For each scene Ed provided a storyboard that identified where the viewer’s focus would be, along with his thoughts of scene blocking, viewer position and scene layout.
There’s a great deal of satisfaction in working out how viewers will experience and engage with the story. Which direction will they look in, what visual elements do we want to be the focus? What do we keep? What do we remove? How will the scale of these elements affect the intention of the story at this stage?
The way we approached the visual style leads to interesting possibilities, allowing us to mislead the viewer or reveal story information in a different way. Everything is based in Ted’s imagination and his interpretation of the scene is what we see and this was a creative opportunity that Ed wanted to explore as much as possible.
Indeed the first scene follows a call where a teenager appears to be lost in the woods, scared there is something after him. The trees build up around the teenager – forming as Ted pictures the location in his mind. As we look behind we see the monstrous, ambiguous ‘something’ that is following. Yet as the tension peaks we reveal it was all just a prank. The scene falls apart and we are left with teenagers sitting in a basement, a horror move playing on the TV. We can move through all these elements naturally within the space of the VR, including scale changes.
Ed’s intention here was that scale indicated how intently Ted was focused on a scene – how much emotional investment he has. When we are with the teen in the forest Ted is intent on ensuring the caller is safe, but as it falls back to a prank call the visual elements shrink down in view. The scene now takes place in miniature, within the frame of one of the monitors he sits in front of. He’s no longer emotionally engaged with it.

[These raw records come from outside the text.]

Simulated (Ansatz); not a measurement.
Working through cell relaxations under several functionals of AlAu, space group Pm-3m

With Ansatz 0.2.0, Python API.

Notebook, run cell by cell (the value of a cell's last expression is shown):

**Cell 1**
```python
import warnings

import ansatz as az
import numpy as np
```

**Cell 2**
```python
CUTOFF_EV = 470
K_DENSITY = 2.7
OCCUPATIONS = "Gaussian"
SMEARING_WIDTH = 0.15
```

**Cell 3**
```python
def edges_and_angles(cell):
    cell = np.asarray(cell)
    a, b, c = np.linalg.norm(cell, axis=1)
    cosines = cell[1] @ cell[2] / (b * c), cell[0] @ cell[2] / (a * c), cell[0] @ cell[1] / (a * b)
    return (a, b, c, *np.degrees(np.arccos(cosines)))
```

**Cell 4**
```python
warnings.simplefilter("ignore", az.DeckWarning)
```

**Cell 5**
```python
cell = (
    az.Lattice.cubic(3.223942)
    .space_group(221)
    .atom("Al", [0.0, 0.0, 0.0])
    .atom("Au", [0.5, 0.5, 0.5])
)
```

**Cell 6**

Using scale in this way gives us interesting ways to engage emotionally, and also narratively, framing additional scenes. A second monitor appears as Ted calls for an officer to go visit the teenagers and inform their parents of their crime. We do this again with ted speaking to Ray at a crime scene, overseeing a miniature scene at first, before diving into the scene as Ted realises he knows the victim from a previous call.
Framing the scenes is important, whether we are inside them or not. Much as with film we want to lead the viewer towards important story details and events. In another scene we start on a map screen identifying the location of a squad car Ted as he calls the Sheriff. We then smoothly move through the map and down to the car itself as it heads to the crime scene. Finally as Ted begins to argue with the sheriff the scene begins to scale up, growing until we are within it.
As well as moving between scenes we also want to lead the viewer around scenes. We do this both by literally moving the viewer, but also by visual and audio cues. In one scene we join Trevor as he calls Ted reporting that a dangerous man has arrived at his house. The viewer as camera is physically moved at times, but at others we move the characters around the viewer, causing them to follow the action around. At times there are more than one direction they can look in, but the important thing is to ensure that no matter what direction the do look there is something of importance to see, and if we want to ensure they see a specific event that we are using visual and audio cues to ensure that happens.
One thing I’ve always been fascinated by is the use of viewer’s look direction to trigger events. In one simple case we use look cues to trigger audio within the first scene in the forest. The viewer hears a sound and looks back to see the monstrous ‘something’ chasing the teen, triggering the monstrous moan of the creature. We can go further, triggering animations and events at certain points. In Dispatch we made a conscious choice to approach this with a light touch. Indeed while interaction was explored it was kept to a minimum to allow the intent and authorship of Ed’s story to drive the experience.
In telling this story the art is in many ways informed by what is possible within the technology at hand, in this case a game engine. Yet there are benefits to being in a real time system, and the art can instead drive the use of the technology.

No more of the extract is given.